Writer's picture: Elizabeth Couture Elizabeth Couture

I am young and my baby was “unplanned.” In the last year I bought a house, got married, gained and lost two jobs, gave birth to my first born son, and lost my sister to suicide. Mothering is hard! Life is hard, but I am actually thriving not just surviving. How? My past experiences of dealing with anxiety, being rejected (acne and social awkwardness made high school not my time), and being a foreigner (living in Thailand) taught me important coping skills that prepared me for motherhood. The truth I choose to live into everyday: motherhood is hard but the good stuff is hard earned and hard work is so good! So from my short years filled with various hardships, I acquired mental health rituals to thrive by God‘s unfailing Grace.


1. BENDING that ATTITUDE: Not just the cliche saying “count your blessings” but the more like transforming grumblings into gratitude. When mentoring black middle school girls in college, I constantly told them: “You can’t control how others act towards you, but you can control how you respond” especially when they shared the struggles of girls starting fights at school. Well, this sound advice has haunts me now as a momma. I cannot control if my baby takes a short nap depriving me of my much desired break or is extra fussy requiring my attention. But my mentality towards the situation can shift from “this sucks I really wanted more me time” to “well, now we get extra time to play together today, let’s go on a special trip to the park because we have more time” or the shift from “can this baby just stop crying I am getting a headache” to “what a chance to use my mommy comfort powers to soothe my baby who will one day won’t want mommy cuddles so much!” Even a much dreaded sick day can become an opportunity to just slow down. Now, this mental exercise means first acknowledging the frustrations then finding the silver lining.
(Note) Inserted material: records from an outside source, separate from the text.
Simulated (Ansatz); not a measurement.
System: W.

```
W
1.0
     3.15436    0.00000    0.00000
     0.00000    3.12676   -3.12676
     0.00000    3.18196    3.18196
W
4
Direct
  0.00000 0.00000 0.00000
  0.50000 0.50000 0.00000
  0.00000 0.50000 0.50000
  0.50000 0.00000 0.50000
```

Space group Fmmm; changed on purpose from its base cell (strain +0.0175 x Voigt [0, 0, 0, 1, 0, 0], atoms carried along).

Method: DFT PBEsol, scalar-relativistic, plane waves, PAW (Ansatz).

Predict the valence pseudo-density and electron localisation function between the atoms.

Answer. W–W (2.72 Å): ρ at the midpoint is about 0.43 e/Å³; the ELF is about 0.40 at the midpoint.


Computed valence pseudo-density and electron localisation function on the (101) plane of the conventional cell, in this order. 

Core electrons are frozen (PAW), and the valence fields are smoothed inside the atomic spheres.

2. BLOCKING : Setting aside little blocks of time to accomplish big tasks. Often projects feel much too large to be accomplished in much too little time. The step by step discipline allows functionality in the climb of busyness. When in college with tests, papers and classes, not to mention a social life and volunteering, to manage my dense schedule, I set aside two hours a day to work on school work (studying, writing, reading, etc). I created weekly goals to handle major papers or tests (i.e. 1st week outline, 2nd week rough draft, and 3rd week final draft) so that I had the flexibility of extra time to deal with the unexpected. So this scheduling discipline really makes motherhood much easier! I delegate an hour a day to chores (30 minutes in the morning, 30 minutes in the afternoon), and list out daily goals such as fold laundry, vacuum downstairs or running errands. Although these necessary tasks are daily allocated, really they are weekly goals and I always schedule a no-chores fun day (most of the time Friday) to allow that flexibility for the unexpected such as a bad night of sleep, or a chance to help a friend. Kind of like creating a budget, if you don’t allocate your resources, in this case time, then you waste a lot of it. So schedule a little to earn time peace!

3. BREATHING: Three deep breathes resets your mind. In for five seconds (pray- Jesus Christ Son of God) out for five seconds (pray- have mercy on me, a sinner). Also, breathing also refers to taking mental breaks like: podcasts, books, journaling, artwork,etc. The general rule: NOT CHORES but stuff that makes you SIGH blissfully in your head. Intentional downtime that makes you refueled. I mentally block out at least one hour a day to play with baby (30 minutes morning and afternoon right after chore time) to connect with my son and 30 minutes in the evening to walk the neighborhood and soak in that vitamin D. Also, I journal the first 10 minutes during our nap time or right before bed. Plus I squeeze in those encouraging podcast or a good book not related to motherhood to feed that hungry mindif My hubby often finds me asleep, pen in hand and mid-sentence. Finding those moments to pause, read, breathe literally and mentality is not a luxury but a necessity like eating. Please do not starve your brain!


With this trinity of serenity, I am refreshed and ready for that hard good work of mothering! So take away all or some of that bending your attitude from

grumbling to gratitude, blocking little chunks of time for the big things, and breathing mentality and literally. You mind matters in motherhood!